In [1]:
import pandas as pd
df_train = pd.read_csv('../data/mytrain.csv')
df_test = pd.read_csv('../data/mytest.csv')

In [None]:
# small
options_file = 'https://s3-us-west-2.amazonaws.com/allennlp/models/elmo/2x1024_128_2048cnn_1xhighway/elmo_2x1024_128_2048cnn_1xhighway_options.json'
weight_file = 'https://s3-us-west-2.amazonaws.com/allennlp/models/elmo/2x1024_128_2048cnn_1xhighway/elmo_2x1024_128_2048cnn_1xhighway_weights.hdf5'

# medium
options_file = 'https://s3-us-west-2.amazonaws.com/allennlp/models/elmo/2x2048_256_2048cnn_1xhighway/elmo_2x2048_256_2048cnn_1xhighway_options.json'
weight_file = 'https://s3-us-west-2.amazonaws.com/allennlp/models/elmo/2x2048_256_2048cnn_1xhighway/elmo_2x2048_256_2048cnn_1xhighway_weights.hdf5'

# original
options_file = 'https://s3-us-west-2.amazonaws.com/allennlp/models/elmo/2x4096_512_2048cnn_2xhighway_5.5B/elmo_2x4096_512_2048cnn_2xhighway_5.5B_options.json'
weight_file = 'https://s3-us-west-2.amazonaws.com/allennlp/models/elmo/2x4096_512_2048cnn_2xhighway_5.5B/elmo_2x4096_512_2048cnn_2xhighway_5.5B_weights.hdf5'

### Read filtered text and save into file

In [None]:
df = pd.read_csv('se100_newlineremoved_text')
df.question_text.values

In [None]:
a=['How did Quebec nationalists see their province as a nation in the 1960s ?',
'Do you have an adopted dog , how would you encourage people to adopt and not shop ?',
'How did Otto von Guericke used the Magdeburg hemispheres ?',
'Can I convert montra helicon D to a mountain bike by just changing the tyres ?']
a = [e.split(' ') for e in a]

In [None]:
from allennlp.modules.elmo import Elmo, batch_to_ids


elmo = Elmo(options_file, weight_file, 2, dropout=0)
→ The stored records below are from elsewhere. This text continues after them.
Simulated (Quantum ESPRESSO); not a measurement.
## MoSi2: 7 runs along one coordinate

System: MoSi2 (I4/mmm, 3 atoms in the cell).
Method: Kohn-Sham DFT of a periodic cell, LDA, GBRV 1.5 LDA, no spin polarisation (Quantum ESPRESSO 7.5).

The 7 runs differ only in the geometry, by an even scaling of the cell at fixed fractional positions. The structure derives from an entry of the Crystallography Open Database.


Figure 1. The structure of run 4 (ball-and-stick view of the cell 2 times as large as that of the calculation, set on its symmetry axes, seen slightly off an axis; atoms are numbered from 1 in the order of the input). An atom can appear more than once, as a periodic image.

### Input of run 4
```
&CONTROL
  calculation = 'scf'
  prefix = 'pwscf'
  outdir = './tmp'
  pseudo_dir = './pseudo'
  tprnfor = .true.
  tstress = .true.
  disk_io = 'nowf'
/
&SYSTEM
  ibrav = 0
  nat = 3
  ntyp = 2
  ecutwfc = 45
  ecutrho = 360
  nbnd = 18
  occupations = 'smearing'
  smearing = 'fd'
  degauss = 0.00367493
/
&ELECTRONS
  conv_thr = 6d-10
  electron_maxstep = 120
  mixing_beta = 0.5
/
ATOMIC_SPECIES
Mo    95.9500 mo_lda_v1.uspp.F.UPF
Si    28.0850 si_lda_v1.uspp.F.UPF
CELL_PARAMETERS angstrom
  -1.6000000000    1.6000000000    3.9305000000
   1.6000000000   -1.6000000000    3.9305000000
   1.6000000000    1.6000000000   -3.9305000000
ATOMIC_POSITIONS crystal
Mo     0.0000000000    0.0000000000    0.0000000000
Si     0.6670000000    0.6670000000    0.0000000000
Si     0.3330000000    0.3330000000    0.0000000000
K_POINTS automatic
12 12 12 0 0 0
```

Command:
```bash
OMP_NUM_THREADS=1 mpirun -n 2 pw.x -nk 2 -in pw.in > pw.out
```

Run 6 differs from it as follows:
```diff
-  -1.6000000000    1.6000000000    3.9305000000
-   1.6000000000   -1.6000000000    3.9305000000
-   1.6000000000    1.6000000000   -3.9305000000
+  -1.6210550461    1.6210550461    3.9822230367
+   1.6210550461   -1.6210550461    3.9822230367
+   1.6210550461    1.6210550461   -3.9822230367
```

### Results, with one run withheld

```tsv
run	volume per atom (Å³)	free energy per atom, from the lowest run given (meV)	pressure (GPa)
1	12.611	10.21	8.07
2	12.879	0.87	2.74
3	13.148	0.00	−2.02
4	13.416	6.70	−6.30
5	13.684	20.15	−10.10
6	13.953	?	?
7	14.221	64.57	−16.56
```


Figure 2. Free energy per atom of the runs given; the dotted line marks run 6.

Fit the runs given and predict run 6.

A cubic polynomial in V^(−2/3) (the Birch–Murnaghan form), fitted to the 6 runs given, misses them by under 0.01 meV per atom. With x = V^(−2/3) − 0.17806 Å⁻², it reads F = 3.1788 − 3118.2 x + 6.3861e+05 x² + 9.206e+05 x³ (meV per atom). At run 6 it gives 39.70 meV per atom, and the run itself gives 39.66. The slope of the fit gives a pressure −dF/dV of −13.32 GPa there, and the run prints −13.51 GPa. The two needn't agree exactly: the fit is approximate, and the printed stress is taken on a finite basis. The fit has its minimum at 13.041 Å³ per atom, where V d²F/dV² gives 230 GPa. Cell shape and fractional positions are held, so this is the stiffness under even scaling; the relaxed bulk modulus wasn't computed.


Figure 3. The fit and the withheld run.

# convert sentences into char ids (batch_size, max_sentence_len, 50), the input should be list of list[tokens]
character_ids = batch_to_ids(a)

embeddings = elmo(character_ids)
# 2 representations are similar to avg computed by allennlp elmo --average

### Running embeddings via ELMo

`allennlp elmo train_no_newline_no_quote training_embeddings_with_all_layers.hdf5 --all --options-file /u/shawnlyu/projects/linguistics/downloads/elmo_2x2048_256_2048cnn_1xhighway_options.json --weight-file /u/shawnlyu/projects/linguistics/downloads/elmo_2x2048_256_2048cnn_1xhighway_weights.hdf5`

The first layer corresponds to the context insensitive token representation, followed by the two LSTM layers. See the ELMo paper or follow up work at EMNLP 2018 for a description of what types of information is captured in each layer.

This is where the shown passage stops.